In particular, the speculation that Tesco, which operates cash-and-carry outlets with Tata Group in India, may be looking to go it alone in the country, may lead to nothing, Black suggests.

“Tesco is entering a new phase in it’s development focused on sweating it’s existing assets, building its online capabilities and trying to generate as much free cash flow as it possibility can. I’d be very surprised if Tesco announced it was opening standalone stores in India.”

Tesco’s focus, as suggested, may be on its domestic and online operations. Likewise, Wal-Mart has said it will invest “more heavily” in e-commerce. Markets on the radar this year are likely to be the UK, US, Brazil and China. These, the retailer says, have the “greatest growth potential” for e-commerce sales.

Dutch retailer Ahold bought online retailer bol.com with a view to building its online capabilities. And the group has already this year announced a doubling in the size of the product range available through its Albert Heijn online store.

“If you look at the European market more than the UK, [growth] going to be around the whole pick-up story,” Lucht says. “Chilled boxes and boxing solutions. I think the big issue next year is the move to more and quicker delivery times. Also, pick up solutions. Whether its in-store or something else, that’s going to become more important next year.”

Over the next 12 months we are also likely to see a growth of digital couponing. This could take on a whole new dimension in 2013 with the launch of a technology that analyses transaction data held by banks. 
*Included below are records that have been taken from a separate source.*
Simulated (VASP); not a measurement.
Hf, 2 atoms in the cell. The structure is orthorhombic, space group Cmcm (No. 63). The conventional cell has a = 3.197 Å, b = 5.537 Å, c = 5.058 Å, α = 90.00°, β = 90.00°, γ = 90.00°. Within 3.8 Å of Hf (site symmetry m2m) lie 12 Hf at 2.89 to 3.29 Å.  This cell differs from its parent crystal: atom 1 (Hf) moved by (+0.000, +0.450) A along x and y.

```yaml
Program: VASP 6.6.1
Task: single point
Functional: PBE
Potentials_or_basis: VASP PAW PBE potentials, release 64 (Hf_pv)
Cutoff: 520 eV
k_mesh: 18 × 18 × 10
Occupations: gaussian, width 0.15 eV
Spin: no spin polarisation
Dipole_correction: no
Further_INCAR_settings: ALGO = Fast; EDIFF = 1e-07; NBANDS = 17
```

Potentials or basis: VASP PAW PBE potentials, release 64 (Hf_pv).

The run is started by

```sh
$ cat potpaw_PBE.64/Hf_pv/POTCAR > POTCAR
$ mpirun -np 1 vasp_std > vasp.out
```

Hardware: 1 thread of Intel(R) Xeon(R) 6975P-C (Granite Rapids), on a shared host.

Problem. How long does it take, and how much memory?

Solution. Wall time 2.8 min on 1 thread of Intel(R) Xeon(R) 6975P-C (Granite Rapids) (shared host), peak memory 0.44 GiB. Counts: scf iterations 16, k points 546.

The system has proved extremely successful in the US already and US firm Cardlytics is set to launch this in the UK this year. It enables retailers, through a third-party company, to analyse shopper habits through their bank statements and insert relevant adverts into these, which are redeemed instantly to the shopper’s bank account through just a click on the ad.

As for M&A, both Black and Lucht see activity remaining subdued in 2013.

“You will find pockets of activity in 2013,” Black says. “For Carrefour, there are still one or two markets it might want to exist, particularly Poland and Turkey. I think Tesco is done on M&A for a while and I don’t think they’re looking to get out of any more markets.”

Of the US players, he added: “I don’t particularly see any more of the US businesses looking to internationalise beyond the Americas … American retailers don’t tend to travel well. There will be lots of speculation about the smaller players like 99p Stores and Poundworld. They’ll be talked about in terms of potential activity, but it will probably be more chatter than activity.”

Lucht suggests the financial crisis may deter retailers from making that investment. “The banks aren’t as healthy as they have been. There has been money around but it’s been harder to get hold of.”

With consumer incomes under no less pressure heading into 2013, retailers may be bracing themselves for a bumpy year ahead.